Programme Director: Michael Power
This programme has three interlocking levels concerned with the organisation of risk management practices:
Ideas and discourses of risk and its management in organisations. Here, the task is to analyse the origins and impacts of risk management knowledge. The scope of this emerging framework consists not only in specific analytical technologies, but also encompasses programmatic and aspirational discourses which mobilise risk management ideas in a growing variety of private and public organisational functions. Analysing the ideas of risk management in this way provides the broader context for studying the way risk is known and constructed in specific organisational settings.
Interorganisational networks and relations in the management of risk. Here, the interest is in the functioning of emergent risk governance regimes, which may involve government as one actor among others, thereby overlapping with the scope of programme 2. In particular, the role of NGO and 'civil society' organisations as regulators of corporations, the role of intercorporate networks, and the web of private and public relations supporting risk regulation, place the management of risk in broad multi-organisational frameworks which do not necessarily have a clear centre.

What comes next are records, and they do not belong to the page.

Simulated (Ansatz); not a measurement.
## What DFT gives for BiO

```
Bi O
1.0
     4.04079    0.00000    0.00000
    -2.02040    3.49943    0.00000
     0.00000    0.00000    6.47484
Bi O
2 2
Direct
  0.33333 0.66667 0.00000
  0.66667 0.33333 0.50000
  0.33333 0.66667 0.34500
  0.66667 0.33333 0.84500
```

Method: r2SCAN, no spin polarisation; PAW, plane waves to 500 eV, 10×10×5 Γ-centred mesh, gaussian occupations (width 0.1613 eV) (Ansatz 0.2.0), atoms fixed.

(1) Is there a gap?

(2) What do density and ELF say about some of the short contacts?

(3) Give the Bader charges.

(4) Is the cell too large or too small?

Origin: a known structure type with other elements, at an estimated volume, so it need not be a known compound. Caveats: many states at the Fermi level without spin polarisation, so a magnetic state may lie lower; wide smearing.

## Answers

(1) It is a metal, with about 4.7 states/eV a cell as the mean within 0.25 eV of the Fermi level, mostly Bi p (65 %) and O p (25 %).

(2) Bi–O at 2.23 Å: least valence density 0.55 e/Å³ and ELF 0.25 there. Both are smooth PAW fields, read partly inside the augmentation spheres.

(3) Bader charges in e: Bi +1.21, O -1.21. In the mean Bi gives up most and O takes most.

Intraorganisational processes of risk management involving all levels of the organisation from senior management to operational staff. The involvement of different organisational agents in internal control systems, compliance functions, strategic planning and information management have implications for the internal construction of, and attention to, risk. Whether and how business organisations understand and process risk and regulatory initiatives, whether programmes for integration of risk management are effective, and whether understandings of risk are shared throughout an organisation are key issues for investigation.
Projects
Bridget Hutter (Peacock) Corporate risk management: managing risks and responding to regulation.
Javier Lezaun (ESRC) Implementation of biotechnology regulations; Traceability and market infrastructures.
Peter Miller (ESRC) Calculation, coordination and accountability.
Joan O'Mahony (Leverhulme) Civil society and the regulation of business.
Michael Power (ESRC) Corporate governance and risk management: the new risk management and risk officers.
Henry Rothstein (ESRC) Openness, risk and governance.